If the poet is the bhu, the words she writes are the poti, the dust. If the artist is the bhu, every stroke of the brush is the poti. If the philosopher is the bhu, every idea expressed through him becomes a finite mote as it is brought forth. Poets all over the world get the same symbolic vision, the same allegoric language, inspiration of the same order. With the roots of their souls they touch the life-giving water of the spirit, expressing motes of wonder out of the Absolute substance.

 

It just so happened that our poet in residence, Debbie, had a pair of appropriate poems handy to read to us as we settled into our ground, easing away from the analytic and into the mystic:

 

The Ten Thousand Things

 

 

An old house shuttered against use,

boots caked with dust, the powder of earth.

 

The smell of dust, dry and hot,

mixed with ripening sweat from work.

 

Our clothes dust-covered, a faint odor

like memories murmuring in the shade.

 

Dust fills the air, rising and falling

in the afternoon sun, small worlds brushed from fingertips.

 

*   *  *

 

white orchid

 

 

waxy petals unfurl slowly against the tropical earth pale insects burrow in

drawn by fragrance escaping molecule by molecule through soft loam

surrounding the tendril of whitened stem piercing soil branching off

a flower then another creeping underground this life unseen unheeded

above ground our life drawing sustenance from the dark explosion

 

*  *  *

 

There we are, dust and earth, two things that are yet one. When the unitive earth dries out and becomes fragmented, it turns into dust particles that fly around for a spell. When they return to earth they merge back into the totality. We are invited to cherish each mote as we live it, but are advised to never forget the ground on which the dance of maya takes place. Nitya’s closing thoughts made for an excellent meditation:

 

When you attend to the nearly infinite number of finite motes, each in its own way gives you an experience of pain or pleasure. When you attend to your own ground, it is a deeper experience than what you have on the surface. It is a serene joy. Within it you are self-contained. There is no duality of ‘I’ and the ‘other’. It is like returning to one’s real home. It is one’s own beingness.

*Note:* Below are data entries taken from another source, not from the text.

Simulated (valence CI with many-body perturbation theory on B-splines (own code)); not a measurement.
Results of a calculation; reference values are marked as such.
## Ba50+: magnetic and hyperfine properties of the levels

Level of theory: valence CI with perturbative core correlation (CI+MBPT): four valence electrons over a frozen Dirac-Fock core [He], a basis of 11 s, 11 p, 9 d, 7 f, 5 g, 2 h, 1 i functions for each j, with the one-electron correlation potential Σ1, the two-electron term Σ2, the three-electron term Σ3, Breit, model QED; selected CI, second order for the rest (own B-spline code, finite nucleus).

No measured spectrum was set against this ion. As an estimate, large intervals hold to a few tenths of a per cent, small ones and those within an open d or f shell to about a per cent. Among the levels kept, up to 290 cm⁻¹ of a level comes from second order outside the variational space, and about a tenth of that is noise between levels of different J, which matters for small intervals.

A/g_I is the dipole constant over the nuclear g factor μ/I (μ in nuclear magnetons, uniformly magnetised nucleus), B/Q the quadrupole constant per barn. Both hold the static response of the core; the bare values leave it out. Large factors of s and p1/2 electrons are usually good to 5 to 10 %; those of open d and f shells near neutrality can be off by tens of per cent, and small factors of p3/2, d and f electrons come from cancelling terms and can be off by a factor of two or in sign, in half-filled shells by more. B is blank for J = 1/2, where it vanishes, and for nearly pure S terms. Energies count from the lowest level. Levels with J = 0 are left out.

   This is not a mere philosophical state. It is a very rich experience, full of love. There is an all-filling grace and benevolence permeating it. The Lord’s Prayer says: “Thy kingdom come...on Earth as it is in Heaven.” There is an actualization or realization of that prayer in this experience. It can truly be said all glory and power belong to it.

 

 

 

Part II

 

         Nitya carried the bliss of his morning prophecy particularly nicely into this chapter of Neither This Nor That But . . . Aum:

 

         The relation between a particle of dust and the whole earth symbolizes the relation between our peripheral life and its infinite basis. At the surface level, our senses and mind are encountered by many specific entities and each such encounter changes into a miniature world as, fully or partially, it occupies our interest for the time being. Each such world can be compared to a particle of dust. Every particle has its rightful place in the whole. Similarly, even a triviality has its niche in the general edifice of life.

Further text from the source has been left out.